Hubbard, who died last year, advised his followers to use the courts to "harass and discourage" critics, lawyers for Key Porter Books argued in Federal Court.

They said a court bid to stop publication of a biography of Hubbard is a thinly disguised attempt by followers of his Church of Scientology to "circumvent the rule that the dead can't sue for libel."

New Era Publications International of Denmark is seeking an injunction to halt publication of Bare-Faced Messiah: The True Story Of L. Ron Hubbard, by British author Russell Miller.

Damage reputation

Hubbard, an American science fiction writer, founded the Church of Scientology in 1954. It now has an estimated following of between 2 million and 6 million people worldwide.

New Era lawyer Ken McKay told Mr. Justice Bud Cullen that the new book will damage Hubbard's reputation, affecting potential sales of his other books. It also violates copyright laws by using excerpts from documents that belong to his estate and "copies" extensively from some of Hubbard's books on Scientology, he said.

McKay said New Era paid $100,000 for the sole rights to publish an "authorized" biography using some of Hubbard's diaries and letters, which have never been published.

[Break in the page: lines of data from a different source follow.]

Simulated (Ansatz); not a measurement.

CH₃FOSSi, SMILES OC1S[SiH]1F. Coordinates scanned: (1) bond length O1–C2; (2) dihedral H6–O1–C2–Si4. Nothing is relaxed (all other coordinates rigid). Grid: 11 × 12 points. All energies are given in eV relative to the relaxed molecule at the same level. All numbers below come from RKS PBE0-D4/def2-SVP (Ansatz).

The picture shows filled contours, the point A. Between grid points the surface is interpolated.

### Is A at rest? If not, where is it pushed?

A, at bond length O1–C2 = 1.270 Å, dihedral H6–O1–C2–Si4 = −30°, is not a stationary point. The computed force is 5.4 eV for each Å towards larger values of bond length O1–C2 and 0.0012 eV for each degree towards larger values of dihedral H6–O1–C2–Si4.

Church officials in California refused Miller's request for access to the documents, but he obtained them from a former church member, Gareth Armstrong, who was also sued by the church.

'isited heaven

Included among Hubbard's little-known writings, which were brought up in the court hearing:

* Hubbard reported his own wife to the U.S. government because she was "friendly with many Communists."

* He once wrote that "the yellow race" — Chinese people — "lack endurance."

* He believed he had visited heaven twice, 42 trillion and 43 trillion years ago.

* He wrote that nuclear radiation is "more of a mental than a physical problem and Scientology handles that."

* In 1960 (or AD 10, according to Hubbard's Scientology calendar), he wrote a policy letter to deal with critics: "Always find or manufacture enough threats against them to cause them to sue for peace," it said.

* Hubbard's "fair game policy" called for enemies of the church to be deprived of property or injured by Scientologists, including being "tricked, sued, lied to, or destroyed."

Real plaintiff

Key Porter lawyers David Potts and Julian Porter, whose wife Anna Porter heads the company, argued that the case has little to do with copyright laws.

The "real plaintiff" in the case is the Church of Scientology, which is trying to suppress Miller's critical analysis of Hubbard's philosophy, Potts said.

The church lost two recent challenges in British courts to stop publication of Miller's book, which was released in England last month. New Era was not a party to those actions.

Porter said an order to ban the book from being published here would be a "waste" because wholesalers could bring it in from England.

The case continues today.

Copyright (c) 1987 Toronto Star. All Rights Reserved.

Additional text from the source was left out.